Definitions for capitalized terms used in this document can be found in the "Glossary" at the end of this document.

Certain reclassifications have been made to the balances as of and for the three and nine months ended September 30, 2010 to be consistent with classifications adopted for 2011, and had no effect on net income, total assets, or total liabilities.

Through this discussion and analysis, we intend to provide the reader with some narrative context for how our management views our consolidated financial statements, additional context within which to assess our operating results, and information on the quality and variability of our earnings, liquidity and cash flows.

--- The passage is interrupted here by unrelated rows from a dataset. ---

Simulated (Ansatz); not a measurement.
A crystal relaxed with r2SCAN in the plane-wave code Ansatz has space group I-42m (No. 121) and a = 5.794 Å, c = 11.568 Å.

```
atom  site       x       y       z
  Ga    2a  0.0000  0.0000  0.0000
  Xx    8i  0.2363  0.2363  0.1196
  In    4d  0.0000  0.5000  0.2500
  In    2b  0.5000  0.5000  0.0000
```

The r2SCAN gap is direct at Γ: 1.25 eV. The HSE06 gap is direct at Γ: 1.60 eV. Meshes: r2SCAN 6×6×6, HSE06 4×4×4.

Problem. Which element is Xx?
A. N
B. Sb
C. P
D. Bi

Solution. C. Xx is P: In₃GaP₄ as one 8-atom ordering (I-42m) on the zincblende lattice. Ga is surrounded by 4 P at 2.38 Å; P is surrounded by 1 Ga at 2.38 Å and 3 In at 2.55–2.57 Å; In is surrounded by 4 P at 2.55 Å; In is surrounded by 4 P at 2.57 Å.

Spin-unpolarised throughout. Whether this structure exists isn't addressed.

Selected Financial Information and Ratios



                                                                    Three Months Ended                      Nine Months Ended
                                                                       September 30,                          September 30,
(Dollars and shares in millions, except per share data)          2011                2010                2011               2010
GAAP Basis
Net income (loss)                                              $     (47 )         $    (495 )         $     122          $      83
Diluted earnings (loss) per common share                       $    (.10 )         $   (1.06 )         $     .21          $     .06
Weighted average shares used to compute diluted
earnings (loss) per share                                            511                 485                 526                486
Return on assets                                                    (.10 )%            (1.00 )%              .09 %              .06 %
"Core Earnings" Basis(1)
"Core Earnings" net income                                     $     188           $     202           $     708          $     627
"Core Earnings" diluted earnings per common share(2)           $     .36           $     .37           $    1.32          $    1.17
Weighted average shares used to compute diluted
earnings per share                                                   517                 528                 526                527
"Core Earnings" return on assets                                     .39 %               .41 %               .49 %              .43 %
Other Operating Statistics
Ending FFELP Loans, net                                        $ 140,659           $ 146,593           $ 140,659          $ 146,593
Ending Private Education Loans, net                               36,157              35,542              36,157             35,542

Ending total student loans, net                                $ 176,816           $ 182,135           $ 176,816          $ 182,135

Average student loans                                          $ 178,620           $ 184,139           $ 181,242          $ 183,424

(1) "Core Earnings" are non-GAAP financial measures and do not represent a comprehensive basis of accounting. For a greater explanation of "Core Earnings," see the section titled "'Core Earnings' - Definition and Limitations" and subsequent sections.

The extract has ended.